Twingly, the Europe-focused blog search engine that I wrote about in January, has just entered private beta. You can sign up for an invitation on the home page, or go here for an instant invitation (the first 2,000 get in).
Twingly has a number of features that make it an attractive engine. First, they have a “no spam” search that only queries blogs that are known to Twingly to be actual, real, blogs. This is a white list approach that returns fewer results since most blogs are not included, but spam is virtually wiped out. Twingly currently has 450,000 approved blogs on the white list and is adding another 1,000 per day.
Instead of trying to index every blog in existence and then removing spam via black lists and other methods, they are limiting the blogs they monitor to those that are proven to be legitimate. They started with a small list of known blogs, and then spidered out from there based on links to other blogs. The assumption, which is fairly sound, is that good/real blogs will not link to spam blogs. The end result is a white list of real blogs that are indexed – everything else is ignored.
Searches can be ranked by date (which is standard for blog search), by number of inbound links (the equivalent of Technorati authority) or by TwinglyRank, which is “a combination of keyword relevancy, number of inlinks, number of user recommendations, publishing date and time and some secret sauce.” Users can also perform language specific searches in any of 29 supported languages (they track another 31, but not accurately enough to deploy yet).
Twingly already has a product – a nifty screen saver that shows blog posts on a world map as they are written. The new search engine will use some of the back end technology they’ve developed for the screen saver – mainly their ping server (see here for our overview of what ping servers are) and existing index of blogs.

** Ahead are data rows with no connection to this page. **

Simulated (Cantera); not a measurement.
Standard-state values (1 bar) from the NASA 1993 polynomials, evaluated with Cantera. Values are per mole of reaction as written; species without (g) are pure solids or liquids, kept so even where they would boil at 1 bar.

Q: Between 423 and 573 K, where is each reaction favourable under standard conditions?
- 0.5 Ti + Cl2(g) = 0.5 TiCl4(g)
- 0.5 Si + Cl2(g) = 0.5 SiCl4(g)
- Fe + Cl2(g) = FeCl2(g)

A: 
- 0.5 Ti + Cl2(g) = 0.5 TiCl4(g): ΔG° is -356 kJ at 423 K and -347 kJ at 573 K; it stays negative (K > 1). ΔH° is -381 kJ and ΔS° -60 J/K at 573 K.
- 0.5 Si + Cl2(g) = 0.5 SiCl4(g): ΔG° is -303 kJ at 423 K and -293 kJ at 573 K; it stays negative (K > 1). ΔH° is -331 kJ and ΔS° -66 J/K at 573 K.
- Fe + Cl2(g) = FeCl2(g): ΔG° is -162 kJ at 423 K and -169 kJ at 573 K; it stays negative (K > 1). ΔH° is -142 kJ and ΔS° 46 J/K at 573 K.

Founder Martin Källström says that, in addition to the consumer-facing search engine, they’ll partner with large content news sites to show blog posts related to news content. This is something both Sphere and Technorati have had success with in the past, and the company can do revenue-sharing deals on additional page views. Content providers like it because it incentivizes blogs to link to their content (to get a link back). Twingly may not be able to compete with Sphere and Technorati in getting U.S. based partners, but he says he already has 44 live with large European publishers, generating 100 m widget views per month.
The company has raised €1 million in a July 2007 round of financing from Servisen. They have seven employees. Look for a launch of their search engine in the next month or two.